Growing up in Michigan, Derek Jeter once wrote in an elementary school paper that he envisioned himself being the starting shortstop for the New York Yankees when he grew up. It was the classic response from the average young athlete. However, most probably didn’t take him seriously. Most probably didn’t realize that he was dead serious about his dream.
Looking back on that dream approximately 30 years after it was imagined and after 20 years of major-league playing time, Jeter has outperformed even the loftiest of dreams. It’s not just the fact that he’s the Yankees’ all-time hits leader. It’s not just the fact that he’s been at the center of some of baseball’s most iconic October moments. It’s not just the fact that he’s a five-time World Series champion. It’s how he played the game.
Jeter was a class act from start to finish. In an age where players routinely bolt for opportunities in other cities, Jeter stuck around in New York and continued to build his legacy. From his head-first diving catch into the stands to his unconventional back-hand flip to home in the ALDS, Jeter created enough classic moments for an entire generation of baseball fans.

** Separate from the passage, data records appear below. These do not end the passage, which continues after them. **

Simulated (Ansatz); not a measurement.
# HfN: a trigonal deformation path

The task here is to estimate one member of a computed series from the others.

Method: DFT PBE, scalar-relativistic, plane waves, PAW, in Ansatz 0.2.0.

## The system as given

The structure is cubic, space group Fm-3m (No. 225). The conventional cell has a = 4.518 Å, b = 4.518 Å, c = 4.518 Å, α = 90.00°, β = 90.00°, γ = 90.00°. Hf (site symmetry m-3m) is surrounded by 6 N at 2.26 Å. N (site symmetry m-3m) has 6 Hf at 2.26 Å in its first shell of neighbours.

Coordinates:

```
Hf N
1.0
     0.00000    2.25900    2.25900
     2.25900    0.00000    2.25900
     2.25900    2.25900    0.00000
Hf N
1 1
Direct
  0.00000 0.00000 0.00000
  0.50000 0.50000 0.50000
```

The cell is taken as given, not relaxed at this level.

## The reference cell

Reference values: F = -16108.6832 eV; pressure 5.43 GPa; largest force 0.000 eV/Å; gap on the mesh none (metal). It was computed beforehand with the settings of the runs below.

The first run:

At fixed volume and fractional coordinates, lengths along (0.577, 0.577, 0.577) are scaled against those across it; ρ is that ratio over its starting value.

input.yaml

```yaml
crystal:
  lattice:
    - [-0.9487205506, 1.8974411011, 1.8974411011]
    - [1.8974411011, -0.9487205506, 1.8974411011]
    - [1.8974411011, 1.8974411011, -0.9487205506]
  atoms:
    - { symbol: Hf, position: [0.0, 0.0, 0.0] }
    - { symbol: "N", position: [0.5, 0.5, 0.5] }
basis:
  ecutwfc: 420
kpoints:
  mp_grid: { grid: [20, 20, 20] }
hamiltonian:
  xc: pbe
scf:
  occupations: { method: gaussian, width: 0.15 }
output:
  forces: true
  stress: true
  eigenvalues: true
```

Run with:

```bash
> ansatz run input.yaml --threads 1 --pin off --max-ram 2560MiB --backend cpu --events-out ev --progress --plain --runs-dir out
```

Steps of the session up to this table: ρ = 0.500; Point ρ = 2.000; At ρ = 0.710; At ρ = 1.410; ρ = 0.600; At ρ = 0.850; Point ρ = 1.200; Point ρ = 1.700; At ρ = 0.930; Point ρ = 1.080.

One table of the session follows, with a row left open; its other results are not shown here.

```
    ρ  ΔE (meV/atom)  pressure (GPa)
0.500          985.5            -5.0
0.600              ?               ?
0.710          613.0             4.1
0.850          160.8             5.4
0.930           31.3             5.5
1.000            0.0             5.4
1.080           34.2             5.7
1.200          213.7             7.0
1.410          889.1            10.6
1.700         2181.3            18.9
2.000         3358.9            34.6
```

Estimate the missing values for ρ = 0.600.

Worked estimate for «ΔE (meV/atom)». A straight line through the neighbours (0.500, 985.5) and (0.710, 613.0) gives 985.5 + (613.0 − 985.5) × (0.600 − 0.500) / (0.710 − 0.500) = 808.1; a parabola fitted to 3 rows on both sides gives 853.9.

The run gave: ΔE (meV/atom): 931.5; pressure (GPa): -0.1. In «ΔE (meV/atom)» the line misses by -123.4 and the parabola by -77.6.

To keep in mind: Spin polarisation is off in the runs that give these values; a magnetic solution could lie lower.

That very generation of baseball fans showed their appreciation for Jeter at the All-Star Game when he was removed in the fourth inning. He trotted off the field, tipped his cap and looked around. Thousands of fans in the stadium and millions of fans around the country showed their recognition for one of the greatest to ever play the game.
When you’re watching a player in real time, it’s often hard to realize the greatness you’re watching it. That’s not the case with Jeter. The reception he got in Minnesota and the reception he’s been getting at MLB ballparks all season long is proof of that. People realize that they will no longer be able to watch a legend after this season.
For any kids who saw Jeter’s dream when he was in grade school, this moment must seem surreal. If any of them laughed, they’re not laughing anymore.